One question of interest is what’s the frequency of claims from different client types? The claims study reveals that developers are the most likely client type to successfully sue this sample of geoprofessional firms. As summarized in Table 1, 34.5 percent of all claims (309 out of 897) occurred when the geotechnical engineer’s client was a developer. These claims accounted for a total loss of $38.7M, with an average cost/claim of $125K. The next most frequent source of successful claims came from contractors: 11.0 percent of the total, with an average cost/claim of $133K. City and county governments were the third most frequent source of claims at 9.3 percent; however, the average cost was $238K/ claim or 90 percent more than the average claim from a developer. Homeowner claims only represented 5.0 percent of all claims and had the lowest cost/claim of $53K, although many of the developer claims resulted from a homeowner suing a developer who subsequently sued the geotechnical engineer.

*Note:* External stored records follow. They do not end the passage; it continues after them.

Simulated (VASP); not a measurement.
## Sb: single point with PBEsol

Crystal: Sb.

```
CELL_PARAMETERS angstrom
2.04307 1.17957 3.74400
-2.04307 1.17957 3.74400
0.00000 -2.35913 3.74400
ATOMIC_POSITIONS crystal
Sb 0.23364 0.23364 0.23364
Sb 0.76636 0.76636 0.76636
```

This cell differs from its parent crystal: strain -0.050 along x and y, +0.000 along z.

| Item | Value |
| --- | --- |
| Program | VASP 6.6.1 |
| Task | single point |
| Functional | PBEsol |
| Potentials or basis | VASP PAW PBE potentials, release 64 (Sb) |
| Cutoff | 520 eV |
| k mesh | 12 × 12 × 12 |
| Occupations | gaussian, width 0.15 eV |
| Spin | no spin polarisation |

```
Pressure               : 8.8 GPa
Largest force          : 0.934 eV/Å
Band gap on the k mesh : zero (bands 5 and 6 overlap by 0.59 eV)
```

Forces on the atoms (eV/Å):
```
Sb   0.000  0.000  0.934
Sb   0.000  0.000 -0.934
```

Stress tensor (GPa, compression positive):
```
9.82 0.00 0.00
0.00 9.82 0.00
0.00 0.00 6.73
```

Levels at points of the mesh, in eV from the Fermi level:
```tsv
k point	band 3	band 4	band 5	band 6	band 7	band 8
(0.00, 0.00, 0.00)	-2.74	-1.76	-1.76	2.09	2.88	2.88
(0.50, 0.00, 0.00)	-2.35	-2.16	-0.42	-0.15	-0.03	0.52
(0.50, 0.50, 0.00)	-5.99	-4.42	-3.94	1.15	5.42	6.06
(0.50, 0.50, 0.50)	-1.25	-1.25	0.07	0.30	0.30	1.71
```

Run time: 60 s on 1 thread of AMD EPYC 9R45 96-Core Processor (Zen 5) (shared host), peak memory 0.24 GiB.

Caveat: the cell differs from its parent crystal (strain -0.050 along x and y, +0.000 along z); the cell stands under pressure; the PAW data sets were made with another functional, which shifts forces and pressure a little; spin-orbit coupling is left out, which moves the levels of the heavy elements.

What Scope of Service Leads to Claims?
A main objective of this study was to identify and evaluate those service areas in which improvements in practice can be made to mitigate future claims. The scope of service that led to the most claims was site investigations. In the context of this discussion, the term “site investigation” is the physical act of investigation at the site and the testing of the soil. The term “site characterization” is the conclusion reached on the subsurface soils and properties based on the data and applied judgment. Of the 897 claims studied, 393 occurred when geotechnical investigation was the primary service provided, resulting in a cumulative loss of nearly $51M (Table 2). While it is true that site investigation is typically the primary scope for most geotechnical engineering assignments, geotechnical claims usually stem from the failure to adequately characterize the subsurface stratigraphy, groundwater conditions, and/or the properties of the soils site-wide by extrapolating discrete pieces of data from the site investigation.
As shown in Table 3, allegations of negligent design/design error, inadequate testing, and inadequate investigation represent 55.9 percent of all allegations, and all relate to an inadequate site characterization. These results indicate that claims originate primarily from incorrect characterization of the subsurface stratigraphy (including missing a geologic feature), groundwater conditions, and the associated engineering soil properties of each layer.
What Type of Problems Lead to a Claim?
Table 4 summarizes the physical manifestations that led to claims associated with geotechnical investigations (393 claims out of a total of 897). Cracking and settlement were the most common problems encountered, with each accounting for approximately 18 percent of the total number of claims associated with geotechnical investigations. However, the losses associated with these problems differed substantially, with cracking only accounting for 12 percent of the cumulative losses and settlement accounting for 35 percent of the losses.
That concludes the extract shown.